AP Statistics Flashcards: Least Squares Regression
Written by AP Content Team, Verified for 2026 AP Exams, Last updated: May 2026
Review key ideas with interactive flashcards. This set includes 19 cards to help you master important concepts.
A model predicts house price from square footage. If the slope is 150, what is the interpretation?
For each additional square foot of space, the predicted price of the house increases by $150.
Card 1 of 19
All Flashcards (19)
A model predicts house price from square footage. If the slope is 150, what is the interpretation?
For each additional square foot of space, the predicted price of the house increases by $150.
A regression model has an r-squared value of 0.81. What does this mean?

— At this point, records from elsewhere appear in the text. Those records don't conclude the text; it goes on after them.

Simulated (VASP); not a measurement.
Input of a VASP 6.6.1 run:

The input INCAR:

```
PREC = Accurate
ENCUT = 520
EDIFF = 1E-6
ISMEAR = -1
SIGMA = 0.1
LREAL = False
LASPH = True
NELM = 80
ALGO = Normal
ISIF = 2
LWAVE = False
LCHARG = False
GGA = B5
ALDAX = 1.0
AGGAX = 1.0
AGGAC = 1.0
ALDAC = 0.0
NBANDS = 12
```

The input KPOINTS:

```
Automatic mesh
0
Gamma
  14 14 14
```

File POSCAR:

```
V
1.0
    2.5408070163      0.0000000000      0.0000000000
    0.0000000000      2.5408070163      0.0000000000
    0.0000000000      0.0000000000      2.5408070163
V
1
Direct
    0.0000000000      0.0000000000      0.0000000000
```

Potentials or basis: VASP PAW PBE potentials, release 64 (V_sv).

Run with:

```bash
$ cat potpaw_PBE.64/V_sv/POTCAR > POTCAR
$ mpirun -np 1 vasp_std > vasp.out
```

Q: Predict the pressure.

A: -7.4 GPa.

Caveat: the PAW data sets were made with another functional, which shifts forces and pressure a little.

This means that 81% of the variation in the response variable can be explained by the linear model with the explanatory variable.
How do you interpret the y-intercept of a least-squares regression line?
The y-intercept is the predicted value of the response variable (y) when the explanatory variable (x) is equal to 0.
What specific point is every least-squares regression line guaranteed to pass through?
Every least-squares regression line passes through the point (x-bar, y-bar), which represents the mean of the explanatory and response variables.
If the mean study time (x-bar) is 5 hours and the mean test score (y-bar) is 82, what point must be on the regression line predicting score from study time?
The point (5 hours, 82 score) must be on the least-squares regression line.
What are the parameters that we estimate for a least-squares regression line model?
We estimate the true slope and y-intercept of the population regression line.
A model predicts a person's weight from their height. The y-intercept is -100 pounds. Why is this interpretation not logical?
This y-intercept is not logical because a height of 0 inches is impossible, and it results in a nonsensical predicted weight of -100 pounds.
Define the slope of the regression line.
The slope is the amount the predicted y-value changes for every one-unit increase in the x-value.
What is r-squared, the coefficient of determination?
r-squared is the proportion of the variation in the response variable (y) that is explained by the least-squares regression model with the explanatory variable (x).
What is the primary goal when we estimate the parameters for a least-squares regression line?
The goal is to find the line that best fits the data by minimizing the sum of the squared differences between the observed and predicted values.
A model predicts GPA based on hours of sleep, with a y-intercept of 1.5. Interpret this value.
For a student who gets 0 hours of sleep, the predicted GPA is 1.5.
What quantity does the least-squares regression model minimize?
The model minimizes the sum of the squared residuals (the squared differences between observed and predicted y-values).
What are the coefficients of a least-squares regression model?
The coefficients are the estimated slope and y-intercept of the regression line.
What is the coefficient of determination?
The coefficient of determination, or r-squared, is the proportion of variation in the response variable explained by the model.
What is the relationship between the coefficients of the model and the parameters of the model?
The coefficients (the calculated slope and y-intercept from the sample data) are the estimates for the true parameters of the population model.
How is the slope (b) of the regression line calculated using correlation and standard deviations?
The slope, b, is calculated with the formula b = r(sy/sx), where r is the correlation coefficient, sy is the standard deviation of y, and sx is the standard deviation of x.
Define the y-intercept of the regression line.
The y-intercept is the predicted y-value when the explanatory variable is 0.
How do you interpret the slope of a least-squares regression line?
The slope represents the predicted change in the y-value for every one-unit increase in the x-value.
Why might the y-intercept of a regression line not have a logical interpretation?
The y-intercept may not be logical if a value of 0 for the explanatory variable is not meaningful or is far outside the range of the collected data (extrapolation).